Tastes of the South: Five cookbooks that bring Southern flavors to life

The Potlikker Papers (pictured above)
By John T. Edge

Beginning with a look at the African-American cooks who supported the 1955 Montgomery Bus Boycott, Southern Foodways Alliance director John T. Edge illuminates the recent history of the southern United States through its food. He also spotlights kitchen visionaries who hailed from this area, from Edna Lewis and Paul Prudhomme to Fannie Lou Hamer and, yes, even Colonel Sanders. “Once thought retrograde,” Edge writes, “Southern food is now recognized as foundational to American cuisine.”

Across the Table
By Anne Leonhard and Harriet Robin

The Crescent City’s big flavors draw droves of tourists to the New Orleans School of Cooking to learn Cajun and Creole techniques from instructors including “New Orleans Grannies” Anne Leonhard and Harriet Robin. In these pages, the two reminisce about their lives in the kitchen while sharing tried-and-true recipes with titles including “Dip for Everything,” “Mardi Gras Salad” and “Forty Toes of Garlic Chicken.”

The Fonville Winans Cookbook
By Melinda Risch Winans and Cynthia LeJeune Nobles

Fonville Winans’ daughter-in-law digs into the late Baton Rouge photographer’s handwritten recipes for this insight into his passion for and perfectionism in preparing Cajun dishes and more exotic fare. “Whether it was chili, gumbo, flan or a Chinese dish, Fonville would make and remake it until he felt it could not be improved,” Melinda Winans writes. This collection, which Melinda intends as “half cookbook and half biography,” peppers recipes for dishes like “I Would Serve this to Company Rice” with colorful stories about an unforgettable man.

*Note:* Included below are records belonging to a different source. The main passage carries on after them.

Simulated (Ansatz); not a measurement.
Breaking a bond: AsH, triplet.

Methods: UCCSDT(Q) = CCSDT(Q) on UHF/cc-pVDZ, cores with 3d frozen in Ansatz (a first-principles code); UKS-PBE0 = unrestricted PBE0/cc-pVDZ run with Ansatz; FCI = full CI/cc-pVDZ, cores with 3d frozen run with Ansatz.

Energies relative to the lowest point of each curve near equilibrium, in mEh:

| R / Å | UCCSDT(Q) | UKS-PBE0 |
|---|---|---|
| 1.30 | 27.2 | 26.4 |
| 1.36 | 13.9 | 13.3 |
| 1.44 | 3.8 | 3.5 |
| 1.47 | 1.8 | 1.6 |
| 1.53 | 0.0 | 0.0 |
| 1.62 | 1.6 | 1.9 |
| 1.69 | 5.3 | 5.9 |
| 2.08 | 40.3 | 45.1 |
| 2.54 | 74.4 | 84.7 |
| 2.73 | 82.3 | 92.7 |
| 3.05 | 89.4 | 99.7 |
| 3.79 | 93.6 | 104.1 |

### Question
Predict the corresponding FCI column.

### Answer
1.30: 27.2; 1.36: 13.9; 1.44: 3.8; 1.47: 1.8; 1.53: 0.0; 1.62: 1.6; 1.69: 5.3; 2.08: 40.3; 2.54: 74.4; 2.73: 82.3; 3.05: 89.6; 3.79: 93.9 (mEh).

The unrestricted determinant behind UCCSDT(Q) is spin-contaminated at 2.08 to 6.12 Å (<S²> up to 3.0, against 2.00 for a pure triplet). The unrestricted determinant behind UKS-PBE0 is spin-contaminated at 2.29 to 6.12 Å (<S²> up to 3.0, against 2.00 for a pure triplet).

The Southern Harvest Cookbook
By Cathy Cleary

Half of author Cathy Cleary’s proceeds from sales of her book will support sustainable agriculture, food security and edible education initiatives. That’s proof of how Cleary feels about food: that it should be accessible to all and that it can strengthen communities. She demonstrates these tenets through her seasonal fresh-vegetable recipes, which focus on harnessing the bounty of the garden all year long. “There are so many lessons to be learned,” she writes, “and so much love to be shared through the food we prepare.”

Add a Pinch
By Robyn Stone

“Easier, faster, fresher” is the promise made by Georgia food blogger Robyn Stone in the cookbook that brings her popular online advice to life in print. Stone creates recipes with the notion that traditional Southern favorite foods can be modified for busy weeknight cooking while holding onto their deep flavors. Tags make it easy to find recipes with 10 ingredients or fewer, dishes that can be whipped up in under 30 minutes, and those that are ideal for the slow-cooker or freezer friendly.